Atlanta Braves and Philadelphia Phillies scouts conduct evaluation camp in LF


“This is mainly an evaluation camp,” Petersen explained. “It has happened where a minor league team will have a guy get hurt and the organization will ask us if we have anybody that can step in and someone will be signed directly from a camp. But mainly we just want to see how these guys stack up to major league standards.”

Conn and Petersen graded players on their tool–arm strength, raw hitting power and speed.

The 60-yard dash was used to measure a player’s speed. According to Petersen, major league scale used for a good time was 6.9 seconds.
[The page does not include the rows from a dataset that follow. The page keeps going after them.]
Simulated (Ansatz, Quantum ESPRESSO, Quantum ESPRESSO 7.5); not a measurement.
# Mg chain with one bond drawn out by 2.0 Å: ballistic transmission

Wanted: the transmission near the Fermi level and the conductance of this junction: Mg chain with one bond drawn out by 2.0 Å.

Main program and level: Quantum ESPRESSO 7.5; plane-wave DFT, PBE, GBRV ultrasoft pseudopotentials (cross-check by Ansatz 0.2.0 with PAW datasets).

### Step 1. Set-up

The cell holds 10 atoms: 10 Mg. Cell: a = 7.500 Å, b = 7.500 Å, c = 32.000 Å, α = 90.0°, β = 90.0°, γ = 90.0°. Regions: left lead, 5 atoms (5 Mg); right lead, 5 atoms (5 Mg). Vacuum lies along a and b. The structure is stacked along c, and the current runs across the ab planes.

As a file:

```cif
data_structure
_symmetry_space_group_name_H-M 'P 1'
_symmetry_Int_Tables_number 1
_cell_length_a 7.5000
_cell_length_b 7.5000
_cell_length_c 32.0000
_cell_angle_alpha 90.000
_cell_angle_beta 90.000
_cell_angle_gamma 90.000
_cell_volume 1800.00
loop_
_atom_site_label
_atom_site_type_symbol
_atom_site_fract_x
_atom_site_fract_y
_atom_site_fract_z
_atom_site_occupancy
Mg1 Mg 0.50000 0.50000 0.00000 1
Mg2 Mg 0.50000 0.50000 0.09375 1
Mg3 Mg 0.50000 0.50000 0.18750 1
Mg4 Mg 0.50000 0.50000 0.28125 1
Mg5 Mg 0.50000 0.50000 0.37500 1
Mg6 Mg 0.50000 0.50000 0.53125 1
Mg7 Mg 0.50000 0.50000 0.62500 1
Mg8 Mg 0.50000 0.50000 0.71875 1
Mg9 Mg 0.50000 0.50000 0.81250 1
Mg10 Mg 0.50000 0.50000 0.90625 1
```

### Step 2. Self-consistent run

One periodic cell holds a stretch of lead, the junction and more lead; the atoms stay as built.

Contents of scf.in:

Conn used a radar gun to see how fast outfielders could throw from right field to third base and from right field to home. The major league scale was 90 mph.

“Obviously, not every outfielder in the majors throws that hard,” he said. “But that is the scale we use to evaluate a player’s major league potential.”

Infielders were also tested on arm strength based on throws from deep short to first base with the scale being 85 mph.

Finally, after a brief hitting session using wood bats, players were given scores out of 100 based on their overall performance. A score of 50 is about average according Conn and Peterson.

Conn and Peterson then enter the player’s names, hometown and scores into their computers. If they feel a player is worth future scouting, they bring up his information on the computer and go from there.

“We like to see kids with a year left (in high school) so we can come back and see them play next year,” Conn said.

Conn and Petersen scouted together in the Braves organization for 16 years before Petersen moved to the Phillies organization. This was the second year both scouts conducted a camp in Little Falls.

“We try and do at least one of these camps in every state,” Conn said. “We used to be over in Fergus Falls but we wanted to be more centrally located.”

Only nine players attended the camp Thursday. Numbers have been steadily falling the past couple of years according to Conn. He cites showcase camps as the main reason for the decline.

A showcase camp is a camp where players pay money to take part in an evaluation conducted by several hundred major league scouts from different organizations

“Things have changed,” he said. “We used to get 50-100 kids at each one of these. Now a kid can pay a bunch of money and be seen by hundreds of scouts at one time instead of just one or two like the camp here.”

But the falling participation rates didn’t seem to discourage Conn and Petersen. They hope to be back in Little Falls again next year.

“Our purpose is to show kids in this area that the Braves are interested in their talents,” Conn said. “Maybe they can’t afford $300 to go to one of these showcase camps.”